IQM
Quantum Computers (IQM) announced its development roadmap with technical
milestones targeting fault tolerant quantum computing by 2030, while
enabling a dedicated Noisy Intermediate-Scale Quantum (NISQ) approach
for near-term usage.
Since
its start, IQM has successfully delivered full-stack quantum computers
based on its first three processor generations. IQM's 12-year roadmap
reflects its vision for pioneering quantum solutions through novel
algorithmic approaches, modular software integration, and scalable
hardware advancements. It leverages the company's ability to design and
fabricate next-generation quantum processors with seamless integration
into full-stack systems controlled by an open software stack.
IQM's
unique co-design capabilities steer the roadmap towards efficient
error-correction implementations with high system performance by merging
IQM's two processor topologies IQM Star and IQM Crystal. To enable the
roadmap, IQM systematically invests in its R&D, testing and
fabrication facilities to boost technology scaling up to 1 million
qubits while maintaining high qubit quality and gate fidelity.
To
support the developer community and to ease the usage of quantum
computing, IQM will also enable tight high-performance computing (HPC)
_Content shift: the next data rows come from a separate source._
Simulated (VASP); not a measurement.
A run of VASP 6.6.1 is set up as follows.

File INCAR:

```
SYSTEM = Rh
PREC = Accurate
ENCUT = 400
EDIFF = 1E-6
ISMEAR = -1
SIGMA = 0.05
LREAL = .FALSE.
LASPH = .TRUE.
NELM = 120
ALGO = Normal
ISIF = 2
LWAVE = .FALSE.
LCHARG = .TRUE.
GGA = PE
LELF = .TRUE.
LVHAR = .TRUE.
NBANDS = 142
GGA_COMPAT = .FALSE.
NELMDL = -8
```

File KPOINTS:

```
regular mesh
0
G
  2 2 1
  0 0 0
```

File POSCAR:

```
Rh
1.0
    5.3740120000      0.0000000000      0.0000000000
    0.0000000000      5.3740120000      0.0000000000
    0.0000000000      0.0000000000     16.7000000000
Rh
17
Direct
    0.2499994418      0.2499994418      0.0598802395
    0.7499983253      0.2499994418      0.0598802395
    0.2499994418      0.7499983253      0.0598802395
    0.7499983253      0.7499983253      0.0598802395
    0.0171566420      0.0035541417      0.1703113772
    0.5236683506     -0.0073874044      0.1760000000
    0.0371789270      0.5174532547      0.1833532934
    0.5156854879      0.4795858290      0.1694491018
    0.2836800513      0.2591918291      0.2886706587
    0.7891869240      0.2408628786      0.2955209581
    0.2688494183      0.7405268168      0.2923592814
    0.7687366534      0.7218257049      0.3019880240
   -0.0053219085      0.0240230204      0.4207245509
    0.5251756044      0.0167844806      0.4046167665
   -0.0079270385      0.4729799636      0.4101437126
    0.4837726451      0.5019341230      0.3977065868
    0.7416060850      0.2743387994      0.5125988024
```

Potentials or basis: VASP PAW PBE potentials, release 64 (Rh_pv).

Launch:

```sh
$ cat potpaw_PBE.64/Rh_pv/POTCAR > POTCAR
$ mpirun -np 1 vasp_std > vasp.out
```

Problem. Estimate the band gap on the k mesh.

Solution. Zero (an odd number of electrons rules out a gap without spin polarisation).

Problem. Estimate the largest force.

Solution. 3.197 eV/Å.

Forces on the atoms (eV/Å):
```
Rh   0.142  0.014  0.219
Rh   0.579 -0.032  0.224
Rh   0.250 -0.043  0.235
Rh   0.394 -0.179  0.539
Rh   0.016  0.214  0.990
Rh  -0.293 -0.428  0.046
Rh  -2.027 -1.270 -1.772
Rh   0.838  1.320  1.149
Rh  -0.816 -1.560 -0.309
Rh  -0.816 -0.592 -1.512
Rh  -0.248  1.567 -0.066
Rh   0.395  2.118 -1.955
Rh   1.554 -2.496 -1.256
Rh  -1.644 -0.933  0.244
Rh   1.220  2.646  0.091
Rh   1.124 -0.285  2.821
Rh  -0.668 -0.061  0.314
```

integration and create a special software development kit (SDK). Open
interfaces will empower the ecosystem, including quantum error
mitigation, co-develop libraries and use-cases on IQM's quantum
computers.
The
company aims to achieve quantum advantage across multiple industry
domains, focusing on quantum simulations, optimization, and quantum
machine learning. According to a McKinsey report, these selected use-cases will unlock a value potential of more than US$28 billion by 2035.
Quantum
advantage will be provided by fully error-corrected systems with
hundreds to thousands of high-precision logical qubits, for which error
correction will be enabled by efficiently implementing novel quantum
low-density parity-check (QLDPC) codes. This approach reduces the
hardware overhead by a factor of up to 10 compared to surface code
implementation.
Furthermore,
IQM is targeting high-precision logical qubits with error rates below
10^-7, enabling quantum advantage for applications demanding exceptional
accuracy, such as in chemistry and materials science.
"We
are implementing Quantum low-density parity-check (QLDPC) codes through
a novel chip topology, enabled by our uniquely connected Star topology,
long-distance couplers and a very compact approach for advanced
packaging and signal routing," said Dr. Jan Goetz, Co-Founder and Co-CEO of IQM Quantum Computers.
"This underlines our commitment to hardware efficiency, enabling a
feasible and scalable pathway to fault tolerance combined with an open
and modular software architecture."
Goetz
emphasizes that the company's proprietary cleanroom facilities will
support the fabrication of complex processors with unique long-range
connections, facilitating high-performance quantum processors.
To
this end, IQM will implement novel solutions for advanced packaging and
3D integration to ensure scalability while maintaining its ambitious
goals to reduce error rates, while its large-scale processors will be
built up in a modular way and powered by cryogenic electronics. The
results are reduced heat load, strongly miniaturized packaging
solutions, and reduced cost per qubit. These features will result in
more performant and affordable products for IQM's customers in the HPC
and enterprise market.
Offering
on-premises and cloud access, IQM has been specializing in integrating
quantum systems into HPC centers since 2020. The latest is Germany's
first hybrid quantum computer at the Leibniz Supercomputing Centre.